Stock prediction
Quantitative analysis of certain variables and their correlation with stock price behaviour. This used to be hard, but now with powerful tools and libraries like tensorflow it is much simpler.
In the 1980’s two British statisticians, Box and Jenkins, created a mainframe program to attempt to predict stock prices from just two data points, price and volume. It was known as Autoregressive Integrated Moving Average (ARIMA).
The Box-Jenkins approach claims that non-stationary data can be made stationary by differencing the series, Yt :
Yt = Φ1Yt-1+Φ2Yt-2…ΦρYt-ρ+εt+θ1εt-1+θ2εt-2+…θqεt-q
The ARIMA model combines three basic methods:
- AutoRegression (AR) – Auto-regression, the values of a given time series data are regressed on their own lagged values, which is indicated by the “p” value in the model.
- Differencing (I-for Integrated) – Conversion of a non-stationary time series to a stationary one to remove time trends. This is indicated by the “d” value in the model. If d = 1, it looks at the difference between two time series entries, if d = 2 it looks at the differences of the differences obtained at d =1, and so forth.

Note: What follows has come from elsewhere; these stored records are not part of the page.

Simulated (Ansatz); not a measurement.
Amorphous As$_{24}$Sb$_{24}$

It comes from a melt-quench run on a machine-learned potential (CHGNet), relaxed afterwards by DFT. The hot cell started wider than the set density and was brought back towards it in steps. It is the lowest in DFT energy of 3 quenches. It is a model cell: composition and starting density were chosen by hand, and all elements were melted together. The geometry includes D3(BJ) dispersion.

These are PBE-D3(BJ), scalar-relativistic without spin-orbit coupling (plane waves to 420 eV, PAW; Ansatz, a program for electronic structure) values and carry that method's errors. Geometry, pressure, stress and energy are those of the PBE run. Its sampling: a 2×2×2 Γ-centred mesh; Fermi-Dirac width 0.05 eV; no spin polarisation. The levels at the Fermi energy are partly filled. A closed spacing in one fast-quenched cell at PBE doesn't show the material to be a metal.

- Moving Average (MA) – The moving average nature of the model is represented by the “q” value which is the number of lagged values of the error term.
A modern approach using artificial intelligence (AI)
The approach uses Keras, an API used to simplify prototyping on top of AI frameworks like Google’s Tensorflow. Google Tensorflow has its own flavour of Keras, which I use below with Python 3.6 to build a deep learning model.
The very simple approach below uses only a single data point, the closing price with a deep neural network of only 2 layers using time sequence analysis recurrent networks variant LSTMs.
The code can be found at simple LSTM.
Data set
The data was from the daily closing prices from S&P 500 from Jan 2000 to Aug 2016. The series was indexed in time order.
Goal
The goal was to predict the closing price for any given date.